No, but it is a category shift. You had a different word for it, but we're shifting to categories. If you look at Canada, we have stone wool, and we have a market share, I think, between 13%-14% of total insulation. If you look at the U.S., stone wool is 3%-4%. In general, but now it becomes a longer explanation. In general, this is a market shift from other insulation products, you know, foam and glass, into stone wool. We are the only real stone wool manufacturer in the U.S. Regardless, because that is a correct observation, regardless of, at least to a certain degree, regardless of macros, we have great opportunities to grow our business. That's also why we keep on investing in capacity.
Got it. Thank you very much. Thank you. Before we take the next question, a reminder to everyone, if you have a question, please press star and then one. The next question comes from Zaim Beekawa with JP Morgan. Please go ahead.
Morning, Jes. Thanks for taking my questions. The first one is just on the higher CapEx comment. Appreciate you won't give a range now, but how do you think this may weigh on ambition or ability to do further share buybacks in the coming years? Secondly, on Switzerland, how long, once you get the equipment, will it take for you to run back to your previous capacity? Thank you.
I will not get more detail to the CapEx, nor of course share buyback programs. I simply can't. I can add a little bit of flavor on what drives our CapEx. It's not just capacity requirements. It is also new legislations in mainly Europe that require us to upgrade various of our factories to reduce our emissions, also notable emissions, non-CO2 related. It is both regulations and market demands that are driving it in that direction. It is also, we see it, of course, as a great opportunity, but also something that needs to be done timely in order to meet the demands of the more regulatory side of our demand side. When we say we are back online in Flums early next year, then it is including getting all spare parts and testing, et cetera, et cetera.
All these, what was needed from a spare part perspective and what was needed from a cleaning perspective have already been started a few weeks ago. We are optimistic that we get up and running early in the next year.
All right, thank you.
Thank you. The next question comes from Catherine Haigh with Barclays. Please go ahead.
Hi, morning. Thanks for taking our questions. Just wondering if you could provide any early color on your thoughts around pricing and cost inflation, particularly on the energy side for 2026. I appreciate you can't give too much color on the Russian business, but just wondering if the EBIT contribution reduces significantly there, does that change how you're thinking about ownership of the business going forward? Thank you.

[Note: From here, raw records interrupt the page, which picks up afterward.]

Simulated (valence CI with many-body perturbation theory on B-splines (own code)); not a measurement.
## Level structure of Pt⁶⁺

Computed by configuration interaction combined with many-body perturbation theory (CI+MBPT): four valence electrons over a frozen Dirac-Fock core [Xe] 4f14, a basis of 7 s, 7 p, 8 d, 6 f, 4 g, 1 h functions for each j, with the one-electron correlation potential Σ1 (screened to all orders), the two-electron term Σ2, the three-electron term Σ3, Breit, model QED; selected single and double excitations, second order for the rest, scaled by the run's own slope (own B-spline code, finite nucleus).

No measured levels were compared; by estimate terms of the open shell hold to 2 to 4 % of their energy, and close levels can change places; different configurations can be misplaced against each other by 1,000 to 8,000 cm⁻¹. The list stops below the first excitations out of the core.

Let me start the first point. Our pricing, we sometimes articulate as a drumbeat. After some years with very high inflation and very high price increases, we are back to a normalized drumbeat and foresee and plan a 1%-3% price increase next year. As I said earlier, the price increases we put in this year with approximately 1% effect this year are sticking, and we expect this more normalized drumbeat of 1%-3% also to stick next year because it is a more normalized level. On the input cost, it is fairly flattish. Our forecasts on the various most important, both on cox and gas, electricity. All in all, it is a fairly balanced picture between the price increases and the larger input cost groups. Flattish. I missed a little bit of your second question, but I think you asked about Russia and ownership.
There's no change in strategy there. We are sticking to the statements that we already have made. We are keeping the assets in a passive ownership, as you could notice before. We don't have any operational insights or influence on the business, but I've chosen simply to keep it in a passive ownership.
Great. Thanks very much.
Thank you. The next follow-up question comes from Julian Radlinger with UBS Group. Please go ahead.
Yeah, sorry, guys. Just a quick follow-up. You said earlier in the call that at the moment you can cater for about half the volume in the Swiss market from Germany, and earlier you thought it was more. Can I just double-check? Does that mean that we should think about the entire kind of Swiss plant outage-related one-off costs in Q4 as actually more than EUR 15 million because of that? Or is that already included in that number?
The 15 million includes everything. Maybe I should have been more specific about approximately 50%. What I meant was 50% of our sales we can handle. We're seeing 50% of our sales maintained in this period. You know, of course, there are some customers who are.
In Switzerland?
Yeah.
Yeah.
I mean, the customers know it's a temporary situation, so it's really hard to say what is simply people not stocking and waiting until the products are available again and what is other effects. EUR 15 million includes more or less the whole thing.
Okay, thank you. Is there a possibility then that you might actually have some catch-up in Q1 once the plant comes back online because people waited for the product?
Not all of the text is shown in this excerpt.